Writing a bass feature is an interesting challenge, something I’ve thought about (as a bassist) for years. Bass playing has evolved radically, and players are expected to be fluent, competent soloists as well as “section” players. In my younger days I was an ambitious bass soloist – one of those cocky young bassists who could solo better than play in a section.
Looking at it from a composer/arranger/producer/bandleader point of view, bass solos are unnecessary, annoying, and frequently interruptive to the music. The bass role provides essential context to harmony, working best when it’s low and slow, anchoring and stabilizing – that’s what I need from the bass as a writer. The bass looks different from the other end of a pen!

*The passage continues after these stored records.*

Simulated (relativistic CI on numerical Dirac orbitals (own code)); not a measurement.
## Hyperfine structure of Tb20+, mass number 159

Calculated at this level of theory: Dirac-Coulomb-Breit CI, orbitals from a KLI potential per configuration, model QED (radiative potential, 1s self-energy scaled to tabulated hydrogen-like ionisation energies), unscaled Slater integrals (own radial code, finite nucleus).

And, a lot of people just don’t want to hear it, or don’t get it, or feel that it’s a violation of the bass’s role. A guitarist friend of mine turned to me after one of my solos on a little gig and said (smiling) “it’s a drag when the bass player is the best soloist in the band!”
A lot of bass players haven’t met the challenge they face in playing a good solo. Playing a lot of fast low notes creates indistinguishable mud for the listener. Playing sped up roots and fifths is not melodic playing, but too often the approach used by elementary bass soloists. Playing melodically in the instrument’s upper register can be lovely, with the cost that the bass role is absent from the music, leaving a hole in the texture for the duration of the solo. If the arranger can create a context to support melodic upper register bass playing, it can work as a temporary event or transitional section in an arrangement – an approach used to great effect by Weather Report.
In a jam situation, it’s good manners to let everybody solo, although some musicians believe that should not include the bassist. In that context, if the bassist wants to solo, he should – he’s serving everybody else, chorus after chorus – except, possibly, in a concert setting. (If I play any more than 2 solos in a set, I feel overexposed.)
A bass solo “in the clear” hinting at both roles can work very well. Also, walking solos, or rhythm bass solos continuing the bass’s functional role have long precedent in American music.
“Whatever You Want” is designed as a bass feature with solos in the clear, bookended at the top and end.The bass plays the melody and supports the arranged responses to it. After the “head,” the bass walks, staying in the section role, until the final melodic statement, and a short cadenza at the end.